Containment Anxiety: (Counter)desiring the Ekphrastic Moment in Elizabeth Bishop and John Ashbery
Concerns with pictures and picture-making are central to the poetics and representational strategies of Elizabeth Bishop and John Ashbery. In my chapter, I examine why painting and pictures appeal to these poets—and what limitations they present. By attending to such poems as “Large Bad Picture” and “Self-Portrait in a Convex Mirror,” I argue that Bishop and Ashbery ultimately crave a break from the ekphrastic gaze and its insistence on media taxonomies, and, in so doing, that they lay the foundation for a distinctly queer lyricism, one that resists the confining frameworks of identity and desire.

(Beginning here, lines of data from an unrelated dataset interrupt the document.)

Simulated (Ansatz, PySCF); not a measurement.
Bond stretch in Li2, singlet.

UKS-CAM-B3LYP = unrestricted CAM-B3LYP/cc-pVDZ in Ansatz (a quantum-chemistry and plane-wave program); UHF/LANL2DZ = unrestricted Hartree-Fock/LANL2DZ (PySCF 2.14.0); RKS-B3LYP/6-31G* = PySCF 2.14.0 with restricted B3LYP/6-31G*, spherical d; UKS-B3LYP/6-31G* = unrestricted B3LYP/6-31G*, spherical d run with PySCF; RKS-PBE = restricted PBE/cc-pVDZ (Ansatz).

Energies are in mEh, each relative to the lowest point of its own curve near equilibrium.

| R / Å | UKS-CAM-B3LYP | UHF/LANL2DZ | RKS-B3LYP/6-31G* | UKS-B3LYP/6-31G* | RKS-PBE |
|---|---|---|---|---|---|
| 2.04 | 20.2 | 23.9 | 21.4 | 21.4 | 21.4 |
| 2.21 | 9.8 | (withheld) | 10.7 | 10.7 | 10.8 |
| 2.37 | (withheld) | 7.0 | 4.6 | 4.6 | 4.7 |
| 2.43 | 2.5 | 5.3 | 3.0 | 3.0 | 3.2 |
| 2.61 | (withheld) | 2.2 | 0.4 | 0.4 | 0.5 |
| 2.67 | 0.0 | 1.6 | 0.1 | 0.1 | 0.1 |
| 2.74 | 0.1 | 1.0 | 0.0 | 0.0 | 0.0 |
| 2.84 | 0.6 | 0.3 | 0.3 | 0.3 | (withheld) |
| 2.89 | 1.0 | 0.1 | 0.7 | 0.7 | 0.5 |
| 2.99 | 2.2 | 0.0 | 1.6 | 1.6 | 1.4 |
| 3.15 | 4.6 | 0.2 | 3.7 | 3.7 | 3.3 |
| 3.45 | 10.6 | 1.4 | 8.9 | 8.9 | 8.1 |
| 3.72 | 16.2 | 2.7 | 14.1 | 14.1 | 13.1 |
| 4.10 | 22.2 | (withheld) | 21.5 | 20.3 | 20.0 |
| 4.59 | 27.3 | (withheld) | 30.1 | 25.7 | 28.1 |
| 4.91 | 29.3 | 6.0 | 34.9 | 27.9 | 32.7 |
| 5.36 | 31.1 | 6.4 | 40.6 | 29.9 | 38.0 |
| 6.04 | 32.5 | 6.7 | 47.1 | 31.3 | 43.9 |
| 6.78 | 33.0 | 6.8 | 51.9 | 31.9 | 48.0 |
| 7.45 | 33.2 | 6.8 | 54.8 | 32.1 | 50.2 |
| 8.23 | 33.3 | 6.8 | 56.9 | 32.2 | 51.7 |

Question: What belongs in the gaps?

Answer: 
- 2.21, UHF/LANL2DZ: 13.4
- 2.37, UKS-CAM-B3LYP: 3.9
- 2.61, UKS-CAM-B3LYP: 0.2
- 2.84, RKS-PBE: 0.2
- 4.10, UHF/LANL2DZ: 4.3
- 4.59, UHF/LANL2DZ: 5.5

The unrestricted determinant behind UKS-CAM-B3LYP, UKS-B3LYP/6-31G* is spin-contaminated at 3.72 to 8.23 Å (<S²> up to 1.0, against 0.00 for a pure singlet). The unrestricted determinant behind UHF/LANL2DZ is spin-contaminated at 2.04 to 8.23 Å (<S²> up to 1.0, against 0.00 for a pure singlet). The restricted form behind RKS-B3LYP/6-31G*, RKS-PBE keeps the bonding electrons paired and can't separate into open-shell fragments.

Brandon Menke is a poet and Ph.D. candidate in English Literature at Yale University, where he teaches American literature and creative writing. His dissertation examines lyric form, regionalist aesthetics, and networks of queer intimacy in American literature and visual art in the twentieth century. He serves as an editor-in-chief and poetry editor of Palimpsest: Yale Graduate Literary and Arts Magazine as well as a Guest Critic in the Yale School of Art. He organizes the Graduate Poets Reading Series and coordinates the American Literature in the World Graduate Conference with Wai Chee Dimock. Before commencing his doctoral studies, he earned an MFA in poetry at NYU.
Brandon will be presenting a chapter from his ongoing research project at the 20/21 Colloquium.